Sgt Roman F. Klick 36620923
HS 1393 Engr APO 709
c/o PM San Francisco, California
26 June 1944
Dear Aunty Clara,
Monday
It is just after supper and this is the first letter I'm writing today. With the exception of one single solitary Daily News about two months old, this was another mail-less day. That leaves me no recourse but to cut down on my own letter writing for I just can't invent correspondents to write to. I imagine that this time the whole bunch of them will come all at one time. However, I feel that I have reached a point where I can handle them as they come in and will probably never again let them reach the ten and fifteen mark that I formerly did. This island has put me in the groove as far as letter writing has gone. Outside of a few letters to you this evening, I really don't have any to write to. O yes, I did say to Pat that I would write one again to her today.
Today has not been a spectacular day in any way. The main bit of work which I did was starting on the OPVs. That is a job which I plan to work on a little bit each day for the next four or five days so that I don't make the thing burdensome or tiresome in any one day, yet by the end of the month I'll have them all finished and won't have to worry about them again for another month.
The meals weren't even exceptional with the usual line of hotcakes, lamb and hash patties. About the only bright lights in the food line were the drink and dessert at the noon meal. Elmer and Merle Harris, two of our cook's, got together for the first time and made a cake. It came out swell just as if they were old hands at baking pastry. The other treat was ice cold tomato juice without pepper in it. Can you imagine this? About ten times out of ten with today's being an exception to the rule, they put pepper into the tomato juice and spoil it so that one would rather have water. But then again that is a matter of personal taste for, in my mind, they spoil the fresh eggs by putting so much salt and pepper on it for I don't use either of the things.
The news came in over the radio today that the Port of Cherbourg was most likely in American hands since reports had been coming in to that effect for quite some time. I believe, that the clearing of the Cherbourg peninsula and the capture of that port marks the close of the first continental campaign and that the next concerted drive will most likely hit Paris although circumstances may alter those plans so that the Allied forces may have to clear the entire Channel Coast of the enemy. Incidentally, speaking about the war reminds me that today we received a Time magazine that has been printed since D-Day and for the first time outside of the local radio press news have we seen the news about the Invasion in print.

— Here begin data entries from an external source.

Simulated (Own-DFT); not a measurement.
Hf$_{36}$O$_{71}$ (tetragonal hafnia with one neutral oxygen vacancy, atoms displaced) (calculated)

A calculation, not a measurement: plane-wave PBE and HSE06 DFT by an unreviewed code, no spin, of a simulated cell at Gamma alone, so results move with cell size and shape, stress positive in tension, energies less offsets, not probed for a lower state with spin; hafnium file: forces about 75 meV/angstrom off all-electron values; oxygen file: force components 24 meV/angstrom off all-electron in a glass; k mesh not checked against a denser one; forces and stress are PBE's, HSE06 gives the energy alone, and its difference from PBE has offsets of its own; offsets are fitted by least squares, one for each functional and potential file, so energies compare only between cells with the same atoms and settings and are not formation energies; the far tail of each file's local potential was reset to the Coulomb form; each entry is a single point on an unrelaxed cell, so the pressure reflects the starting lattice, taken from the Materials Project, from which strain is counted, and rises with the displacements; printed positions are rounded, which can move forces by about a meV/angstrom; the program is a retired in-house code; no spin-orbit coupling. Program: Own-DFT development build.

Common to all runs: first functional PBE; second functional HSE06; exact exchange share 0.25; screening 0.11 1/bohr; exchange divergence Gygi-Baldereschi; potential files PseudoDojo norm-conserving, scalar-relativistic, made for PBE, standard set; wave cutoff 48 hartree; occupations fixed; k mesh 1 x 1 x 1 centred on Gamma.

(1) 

Friday is payday and I expect to salt about fifteen or twenty dollars away in Soldier's Deposits this week for I'll receive the largest pay I have ever received since coming into the army and that will be $27.00.
The movie this evening is "Is Everybody Happy?" Now see if you can guess who plays in it. If you didn't guess, Ted Lewis, I don't know what's wrong with you. Sackett tells me that Ted Lewis spent half of his show year in Frisco and it seems to me he must have spent the other half in Chicago, right?